I think this problem is too easy for JBMO p4. I think it is suitable for p1 or p2 max.

the_game_master wrote: I think this problem is too easy for JBMO p4. I think it is suitable for p1 or p2 max. It might not be difficult in terms of catching the idea to solve it. However, it involves some technical difficulty. Compared to all other problems it is clearly the most difficult one.

I think, it's just what is proper for JBMO p4. And, I don't think that catching the idea is pretty easy. They are juniors after all. Suppose, one have partitioned the integers $\{1,2,\dots,n\}$ as required. For any pair $\{a_i,b_i\}$ mark the midpoint of the interval $[a_i,b_i]$, that is, the point $m=(a_i+b_i)/2$. Since $a_i+b_i=2m$ is a power of $3$, all the marked points are among $\frac{3^k}{2},k=1,2,\dots.$ It's an easy observation that all the integers inside $[0,n]$ must be covered with closed intervals $[m-r, m+r]$ centered at the points $m=3^k/2,k=1,2\dots$ and a very important condition... these centered intervals must not intersect any negative number (because the pairing is impossible in that case, we pair only positive integers). That's it! So, the configuration on the picture bellow is not good - in this case no centered interval at $3^k/2$ can cover $n$. So, the last number of the form $3^k/2$ inside $[0,n]$ must be greater than $n/2$. Further, the same should hold for $3^{k-1}/2$ if we delete all the numbers in the interval centered at $3^k/2$ and which right end is $n$. This observation (calculations are needed of course, but this is the right trail) implies that all the ternary digits of $n$ should be among $\{0,2\}$. And, this also gives us a way to do the matching.

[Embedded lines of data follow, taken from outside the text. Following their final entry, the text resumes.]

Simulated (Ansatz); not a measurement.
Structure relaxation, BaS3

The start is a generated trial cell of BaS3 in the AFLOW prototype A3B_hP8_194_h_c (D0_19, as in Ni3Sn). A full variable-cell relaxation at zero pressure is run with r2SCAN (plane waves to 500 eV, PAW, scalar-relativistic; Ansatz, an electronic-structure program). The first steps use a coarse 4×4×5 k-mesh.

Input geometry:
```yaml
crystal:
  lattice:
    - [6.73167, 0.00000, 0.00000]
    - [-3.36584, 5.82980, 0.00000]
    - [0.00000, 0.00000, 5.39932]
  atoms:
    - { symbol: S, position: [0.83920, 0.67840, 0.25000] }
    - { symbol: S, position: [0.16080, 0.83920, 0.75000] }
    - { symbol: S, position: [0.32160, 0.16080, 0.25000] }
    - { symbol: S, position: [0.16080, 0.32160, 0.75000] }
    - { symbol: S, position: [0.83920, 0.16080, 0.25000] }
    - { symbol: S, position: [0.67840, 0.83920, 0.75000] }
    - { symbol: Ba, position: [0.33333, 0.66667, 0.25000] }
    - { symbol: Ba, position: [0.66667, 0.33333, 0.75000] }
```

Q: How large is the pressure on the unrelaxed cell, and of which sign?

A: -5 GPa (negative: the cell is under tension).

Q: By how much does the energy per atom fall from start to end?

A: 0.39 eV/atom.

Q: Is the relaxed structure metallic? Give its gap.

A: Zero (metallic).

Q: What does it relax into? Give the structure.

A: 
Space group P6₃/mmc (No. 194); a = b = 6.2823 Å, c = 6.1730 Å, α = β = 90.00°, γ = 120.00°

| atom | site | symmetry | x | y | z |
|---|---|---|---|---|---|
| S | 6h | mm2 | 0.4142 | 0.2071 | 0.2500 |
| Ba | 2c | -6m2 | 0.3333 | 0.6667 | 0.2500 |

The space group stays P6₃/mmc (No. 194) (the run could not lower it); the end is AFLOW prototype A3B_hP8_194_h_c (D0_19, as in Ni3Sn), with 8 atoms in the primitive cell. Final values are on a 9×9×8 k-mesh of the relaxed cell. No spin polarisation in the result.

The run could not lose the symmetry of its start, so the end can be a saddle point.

Obviously $n$ is even Claim 1: All the nice numbers can be represented as: 1)$3^k-1$ 2)$3^k-x-1$ where $x$ is another smaller nice number Let $k \in \mathbb{N}$ be a number such that $3^k<n<3^{k+1}\implies$ the maximum sum in a subset is $3^{k+1}\implies$ all numbers greater than or equal to $3^k$ are in a subset with sum $3^{k+1}$ $\implies n$ must be grouped with $3^{k+1}-n$, $n+1$ must be grouped with $3^{k+1}-(n+1)$, $n+2$ must be grouped with $3^{k+1}-(n+2)$, $\cdot\cdot\cdot$, $\frac{3^{k+1}+n-1}{2}$ must be grouped with $\frac{3^{k+1}+n+1}{2}$ If $n\leq \frac{3^{k+1}-1}{2}$ such a grouping is not possible because $3^{k+1}-n$ is not in the set $\implies n$ is not nice If $\frac{3^{k+1}+1}{2}\leq n<2\cdot 3^k$ after the grouping there remains an ungrouped number $3^{k+1}-n-1>3^k\implies n$ is not nice If $2\cdot 3^k\leq n<3^{k+1}-1$ after the grouping the numbers $1$, $2$, $3$, $\cdot\cdot\cdot$, $3^{k+1}-n-1$ remain ungrouped. Note that $3^{k+1}-n-1<3^k<n$ $\implies n$ is nice if and only if $3^{k+1}-n-1$ is nice If $n=3^{k+1}-1$ then all the numbers are grouped $\implies n$ is nice Let $a_k$ be the number of nice numbers less than $3^k$ $a_{k+1}=2\cdot a_k+1$ for $k\in\mathbb{N}$ and $a_1=1$ I will prove that $a_k=2^k-1$ by induction. Base: $k=1$ We will assume that $a_k=2^k-1$ $\implies a_{k+1}=2\cdot (2^k-1)+1=2^{k+1}-1$ Induction proof is finished $a_{2022}=2^{2022}-1$

We can group the set into subsets of the form $\{a,a+1,a+2\cdots,b\}$ with outer elements $a$ and $b$ where $a<b$ and $a+b$ is a power of 3 where we pair the elements using Gauss' Idea. This must be true since the largest element in the set $\{1,2,3\cdots,n\}$ must pair with $3^{k+1}-n$ where $3^k<n<3^{k+1}$, from which $n-1$ must pair with $3^{k+1}-n+1$ and so on. Once we run out of numbers that sum to $3^{k+1}$, we do the same process with the remaining numbers in the set. This process is mandatory. If we work backwards, then the subsets must be $\{1,2\cdots(3^{a_1}-1)\}, \{3^{a_1}, 3^{a_1}+1,\cdots{3^{a_2}-3^{{a_1}}}\},\{{3^{a_2}-3^{{a_1}}}+1, {3^{a_2}-3^{{a_1}}}+2\cdots{3^{a_3}-{(3^{a_2}-3^{{a_1}}}+1)}\}\cdots$ where $\{a_1,a_2\cdots{a_s}\}$ is a strictly increasing sequence of positive integers with $s$ not exceeding $2022$ and all $a_i\in\{1,2,3\cdots2022\}$. Note that all of these subsets must have outer elements that sum to distinct powers of 3 since even the 2 largest elements in a subset, say $b$ and $b-1$, will sum to $2b-1<3^{k+1}$ if $3^{k-1}<b<3^{k}$. Therefore, we are just looking for the number of ways to choose a nonempty subset from $\{1,2,3\cdots2022\}$ to assign the values that outer elements of a subset will sum to. There are $\sum_{i=1}^{2022}{\binom{2022}{i}}=2^{2022}-1$ ways. Therefore, there are $2^{2022}-1$ positive integers.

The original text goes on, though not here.